One of our deepest needs and desires is for security. In early life, physical and emotional security are essential for healthy growth. In a good home the child has space to test and provoke, to push against the limits imposed by loving parents. These limits are both the predictable security we need but also, eventually, the lines we need the courage born of security to cross. As with all growth and health, and immigration policies, the secret is the right measure of creative tension.
Children are deeply affronted and hurt by injustice and betrayal. But these failures of the human do not only shake the secure lines of our world; they also raise our awareness to see the meaning of justice and fidelity, the world of virtue rather than merely the systems we defend in order to keep us safe within our limits. If, as adults, we are only preoccupied by the security of our borders we have not matured as human beings capable of real freedom, of seeing the happiness of being citizens in the world of virtue – goodness, kindness, humanity, compassion. In this world of grace there are no borders.

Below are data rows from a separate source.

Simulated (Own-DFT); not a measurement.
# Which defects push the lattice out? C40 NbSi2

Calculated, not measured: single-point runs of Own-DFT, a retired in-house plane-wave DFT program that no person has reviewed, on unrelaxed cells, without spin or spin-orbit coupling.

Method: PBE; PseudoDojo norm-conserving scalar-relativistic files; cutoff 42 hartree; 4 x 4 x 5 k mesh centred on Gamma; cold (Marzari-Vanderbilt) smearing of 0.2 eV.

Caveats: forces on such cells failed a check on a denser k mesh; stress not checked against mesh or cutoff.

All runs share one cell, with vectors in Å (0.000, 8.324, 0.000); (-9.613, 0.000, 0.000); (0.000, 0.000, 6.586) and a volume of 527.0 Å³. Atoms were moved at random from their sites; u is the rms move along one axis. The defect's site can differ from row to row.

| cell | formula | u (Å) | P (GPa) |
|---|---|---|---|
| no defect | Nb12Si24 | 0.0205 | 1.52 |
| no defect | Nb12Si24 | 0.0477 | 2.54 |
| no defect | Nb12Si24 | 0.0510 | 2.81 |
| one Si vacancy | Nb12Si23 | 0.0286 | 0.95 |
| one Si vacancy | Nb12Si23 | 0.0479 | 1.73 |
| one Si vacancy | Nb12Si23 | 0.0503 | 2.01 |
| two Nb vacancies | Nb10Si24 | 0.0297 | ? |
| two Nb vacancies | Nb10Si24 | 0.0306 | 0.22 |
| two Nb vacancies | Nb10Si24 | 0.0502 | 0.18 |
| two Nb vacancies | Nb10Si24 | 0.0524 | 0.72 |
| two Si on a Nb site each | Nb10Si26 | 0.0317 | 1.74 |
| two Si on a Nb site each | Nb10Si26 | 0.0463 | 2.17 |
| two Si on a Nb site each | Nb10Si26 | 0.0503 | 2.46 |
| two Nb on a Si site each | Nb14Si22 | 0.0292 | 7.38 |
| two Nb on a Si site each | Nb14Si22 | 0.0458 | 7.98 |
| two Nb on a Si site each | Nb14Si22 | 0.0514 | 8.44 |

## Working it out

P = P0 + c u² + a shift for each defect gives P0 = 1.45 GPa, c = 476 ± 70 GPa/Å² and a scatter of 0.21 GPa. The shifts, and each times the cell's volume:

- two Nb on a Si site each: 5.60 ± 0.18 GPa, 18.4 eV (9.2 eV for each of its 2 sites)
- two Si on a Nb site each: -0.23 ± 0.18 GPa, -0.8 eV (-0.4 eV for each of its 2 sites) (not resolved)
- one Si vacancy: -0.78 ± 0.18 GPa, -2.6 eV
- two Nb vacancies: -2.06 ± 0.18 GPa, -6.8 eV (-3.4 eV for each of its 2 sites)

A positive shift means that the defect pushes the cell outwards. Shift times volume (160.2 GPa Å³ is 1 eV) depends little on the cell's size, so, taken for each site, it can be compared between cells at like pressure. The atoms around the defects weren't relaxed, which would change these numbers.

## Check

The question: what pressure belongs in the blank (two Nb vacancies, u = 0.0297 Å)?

Today, in Christian gatherings around the planet, the story we have been preparing for during Lent is told again. We only have a limited number of opportunities in life to hear this story, told in this way: in a community of faith and in days where the sacred symbols are particularly irradiating. Each year, during Holy Week and according to our capacity to pay attention and be present, we listen to and interiorise the story of the last days of the life of Jesus. How he – and we – face the great insecurity of death is the big test of virtue and spiritual maturity. He shows it can be done; and, if we listen to the mysterious end of the story, the bursting out of light and life from the deepest darkness of death, we see that this is a story whose end is, in fact, a new beginning in which fear itself has been transcended. It is the story of all stories.
It pivots on the most terrifying and painful of insecurities, which is not physical pain but the extreme suffering of betrayal. There is nothing worse than being let down by someone in whom we have placed trust. Anger and profound sadness ensue with a disillusionment that cannot be consoled. We may also glimpse how we too have let them or others down. Betrayal usually has a reciprocity that we are forced to recognise over time. There are always contexts. But there are also betrayals where we are the innocent party. The suffering here is acute because it threatens our very sense of self. This is why abuse is such a crime against children, usually committed by those who have been abused themselves, because in the depth of the psyche sin is contagious and requires deep healing. This story is about the universal healing of karma.
As you listen to the story today – this year it is Matthew’s account (Matthew 26:14-27:66) – spare a thought for Judas, so close, even in the spelling of his name, to Jesus. We don’t know why he betrayed him, only that he felt remorse afterwards. His character in the story is the archetype of the worst in human relations. Yet, he was included in the great forgiveness that from the Cross Jesus extended to humanity in all our private and public guilts. It was a force of mercy that split the Temple in two: temples are so often places which deny forgiveness. So, let’s work on forgiving Judas and we have then got the point of the story.